I met the most miserable person. She bragged about intimidating people. She carried a clutch because she thought people would instantly peg her as rich and cater to her. She reveled in stories about telling people off, not because she was provoked, but because she enjoyed making others miserable as well. She mistook disdain for respect. She mistook pity for awe. She mistook distance for fear.
And I thought to myself, my God, I hope I never end up like that.
I had a thousand things to say to her. I wanted to tell her what people really think when they meet her: not that she is rich and respectable, but that she is a snobby elitist.
In Anne of Green Gables, Anne says about someone who has just called her ugly and red-headed: “Oh, but there’s such a difference between saying a thing yourself and hearing other people say it. You may know a thing is so, but you can’t help hoping other people don’t quite think it is.”
So I didn’t say anything. It is not my place to make her feel bad about herself. We are our own worst critics, so if I’m thinking that about her, she must be thinking something worse about herself.
Nothing like seeing a worse version of yourself to prevent becoming it.
I hope to never become someone who revels in other people’s misery. I hope I never hate the people who love me. I hope when things are going badly for me, I do not project it onto people around me. I hope I don’t create distance that happens in friendships. I hope I keep what has been salvaged of my optimism. I hope I never let myself fall into hopeless despair and hatred. I hope to keep the part of me that I like best about myself.

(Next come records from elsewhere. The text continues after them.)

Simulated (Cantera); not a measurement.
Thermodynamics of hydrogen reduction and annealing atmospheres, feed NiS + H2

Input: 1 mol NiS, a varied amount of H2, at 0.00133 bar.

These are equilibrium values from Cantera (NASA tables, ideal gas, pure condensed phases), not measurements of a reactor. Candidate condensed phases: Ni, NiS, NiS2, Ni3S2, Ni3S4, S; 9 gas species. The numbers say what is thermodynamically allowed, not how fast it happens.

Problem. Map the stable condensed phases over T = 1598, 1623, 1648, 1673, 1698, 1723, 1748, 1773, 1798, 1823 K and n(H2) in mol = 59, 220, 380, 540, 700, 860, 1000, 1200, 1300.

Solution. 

to put off your old self, which belongs to your former manner of life and is corrupt through deceitful desires, and to be renewed in the spirit of your minds, and to put on the new self, created after the likeness of God in true righteousness and holiness.
Ephesians 1:22-24
As a zen friend of mine once said;
“If you hate what you are, you are what you are. If you like what you are, you are what you are. Vision is sometimes that which blinds us most.”
Very wise words from a very wise man.